ABC Go for iPhone and iPad
ABC Go, a $2 universal app from Peapod Labs, offers a multimedia approach to exploring the alphabet. The app launches with a massive, vertically scrolling alphabetical grid. Kids can tap on any of the squares—some of which preview their contents, but most of which don’t—to see objects that start with the corresponding letter.
Once you’re on that object, you have plenty of options. For example, we tapped on B, and saw a colorful, full screen image of bumper cars. Tiny characters—dubbed “Little Explorers” by ABC Go—hold up signs that spell out the words of the image on the screen. Swiping reveals another picture of bumper cars; swiping again reveals a third. Many photos (including each of the three bumper car images) are also linked to videos. Tapping the video button plays an embedded YouTube video—pre-screened for appropriateness by Peapod Labs—on the topic. Tapping the exclamation point button displays a factoid (“Bumper cars draw power from the floor and/or ceiling of the track, and they can be turned on and off remotely by an operator”), which my own kids quickly learned never to bother with. After swiping past the last of the bumper cars, we were guided directly into the app’s showcase for its next entry: bus.
But you needn’t navigate alphabetically. Tapping any of the letters in the written word—say, the “s” in “bus”—instantly transports you to a new object. In this case, that would be “steamroller.”
I vacillate on whether the app’s high quantity of more unusual words is a feature or a detraction. There are many words your kids likely won’t hear much elsewhere (“gondola,” “hovercraft,” “maglev,” “omnibus,” “quad bike”, “news van,” “xtrapolis”), which might broaden their horizons, or might leave them a bit confused.

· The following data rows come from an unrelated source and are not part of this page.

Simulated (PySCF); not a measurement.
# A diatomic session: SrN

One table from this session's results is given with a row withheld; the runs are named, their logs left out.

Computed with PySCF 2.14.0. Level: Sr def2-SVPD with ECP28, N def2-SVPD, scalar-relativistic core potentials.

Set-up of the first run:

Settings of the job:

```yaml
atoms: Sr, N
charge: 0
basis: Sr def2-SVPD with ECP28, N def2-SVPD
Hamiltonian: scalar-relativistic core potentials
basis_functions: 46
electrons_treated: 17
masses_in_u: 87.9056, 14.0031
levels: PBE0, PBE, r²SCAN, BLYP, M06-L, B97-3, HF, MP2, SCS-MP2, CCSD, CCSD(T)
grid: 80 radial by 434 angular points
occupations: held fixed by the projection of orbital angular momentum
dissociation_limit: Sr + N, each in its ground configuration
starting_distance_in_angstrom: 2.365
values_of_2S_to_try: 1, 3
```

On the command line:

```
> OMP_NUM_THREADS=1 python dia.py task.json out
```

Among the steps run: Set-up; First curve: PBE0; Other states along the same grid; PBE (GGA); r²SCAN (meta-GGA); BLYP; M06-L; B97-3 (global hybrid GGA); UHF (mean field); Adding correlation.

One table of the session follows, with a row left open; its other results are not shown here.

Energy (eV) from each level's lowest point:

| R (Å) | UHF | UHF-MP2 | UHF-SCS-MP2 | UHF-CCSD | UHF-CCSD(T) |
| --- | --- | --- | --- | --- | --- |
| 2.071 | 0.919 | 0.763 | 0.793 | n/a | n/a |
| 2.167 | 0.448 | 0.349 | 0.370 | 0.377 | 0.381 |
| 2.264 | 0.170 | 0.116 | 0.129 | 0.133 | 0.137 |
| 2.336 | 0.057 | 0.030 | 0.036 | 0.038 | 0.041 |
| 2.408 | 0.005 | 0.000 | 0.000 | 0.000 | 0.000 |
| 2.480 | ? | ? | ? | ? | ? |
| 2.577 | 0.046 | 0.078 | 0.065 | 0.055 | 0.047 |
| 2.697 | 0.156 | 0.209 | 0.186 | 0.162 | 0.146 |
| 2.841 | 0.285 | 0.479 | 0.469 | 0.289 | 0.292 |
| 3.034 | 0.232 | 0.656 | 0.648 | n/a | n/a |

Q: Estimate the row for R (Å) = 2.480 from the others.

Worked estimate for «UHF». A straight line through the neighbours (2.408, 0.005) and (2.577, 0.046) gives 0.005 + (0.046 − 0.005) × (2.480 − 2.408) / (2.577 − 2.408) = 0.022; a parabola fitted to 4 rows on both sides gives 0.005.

Regardless, my kids love ABC Go. I’d love an option to turn off the videos; we limit our kids video-watching time, and my four-year-old sometimes likes to use ABC Go for noun-based channel surfing. And the app’s endless musical backing track can start to grate after its dozenth loop. These quibbles aren’t major, though. The pictures are great and engaging, the words are pronounced clearly with focus on their initial sounds, and the app is a snap to navigate.